IBM today unveiled what it said is the first chip with 2 nanometer (nm) nanosheet technology. Though still more than two years away from going into production, the company said the 2nm chip will be used to power devices ranging from cell phones to HPC-class data center servers and will deliver nearly 50 percent higher performance, or 75 percent lower energy use, compared with today’s most powerful 7nm chips.
IBM said the potential benefits of 2nm chips include cutting carbon footprints of data centers (1 percent and growing of global energy use), along with – among other examples – extending cell phone battery charges, improving laptop capabilities and accelerating autonomous vehicle object detection.

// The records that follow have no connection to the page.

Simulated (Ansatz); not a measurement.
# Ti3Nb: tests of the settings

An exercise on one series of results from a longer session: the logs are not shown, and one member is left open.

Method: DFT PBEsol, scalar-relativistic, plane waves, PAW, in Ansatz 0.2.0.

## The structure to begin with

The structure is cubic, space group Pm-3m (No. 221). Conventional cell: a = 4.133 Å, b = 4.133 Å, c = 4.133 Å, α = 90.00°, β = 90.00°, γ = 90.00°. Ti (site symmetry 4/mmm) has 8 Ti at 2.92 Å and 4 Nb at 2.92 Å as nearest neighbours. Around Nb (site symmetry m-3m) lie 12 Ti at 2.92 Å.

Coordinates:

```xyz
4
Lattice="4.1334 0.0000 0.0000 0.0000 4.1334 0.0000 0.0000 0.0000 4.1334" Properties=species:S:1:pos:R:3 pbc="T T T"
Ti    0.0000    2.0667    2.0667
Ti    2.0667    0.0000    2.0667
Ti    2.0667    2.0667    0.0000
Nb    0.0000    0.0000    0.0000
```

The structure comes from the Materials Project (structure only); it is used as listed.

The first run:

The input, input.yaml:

“nm,” an abbreviation for nanometer, is one billionth of a meter, also expressed as 0.000000001 or 10-9 meters (for perspective, hair grows at roughly 1 nm/second). In chip design, “nm” is a measure of the length of a transistor gate – the smaller the gate the more processing power that can be packed into a given space, resulting in greater density and efficiency.
Though better known for other aspects of technology, IBM is active in the chip category. The company’s semiconductor legacy includes early implementation of 7nm and 5nm process technologies, single cell DRAM, the Dennard Scaling Laws, chemically amplified photoresists, copper interconnect wiring, silicon on insulator technology, multi core microprocessors, High-k gate dielectrics, embedded DRAM and 3D chip stacking. IBM’s first commercialized offering, including IBM 7nm advancements, are scheduled for debut later this year in IBM POWER10-based IBM Power Systems.
While respected in tech circles, IBM’s POWER chips have met with limited commercial success. POWER CPU coupled with Nvidia GPUs are used in two of the world’s three most powerful supercomputers, DOE’s Summit and Sierra HPC systems housed at Oak Ridge and Lawrence Livermore national laboratories, respectively. Those and other POWER-Nvidia powered servers served as pathfinders for what is now a widely accepting architectural model for HPC-class servers coupling CPUs and GPUs. But IBM’s POWER product line has not attained the company’s ambitious market adoption goals.
“The IBM innovation reflected in this new 2nm chip is essential to the entire semiconductor and IT industry,” said Darío Gil, SVP and director of IBM Research. “It is the product of IBM’s approach of taking on hard tech challenges and a demonstration of how breakthroughs can result from sustained investments and a collaborative R&D ecosystem approach.”
IBM semiconductor development is based at its research lab at the Albany Nanotech Complex in Albany, NY, where IBM scientists work with public and private sector partners on logic scaling and semiconductor capabilities. The 2 nm design is based on IBM’s nanosheet technology and will allow the 2 nm chip to fit up to 50 billion transistors on a chip the size of a fingernail, according to IBM.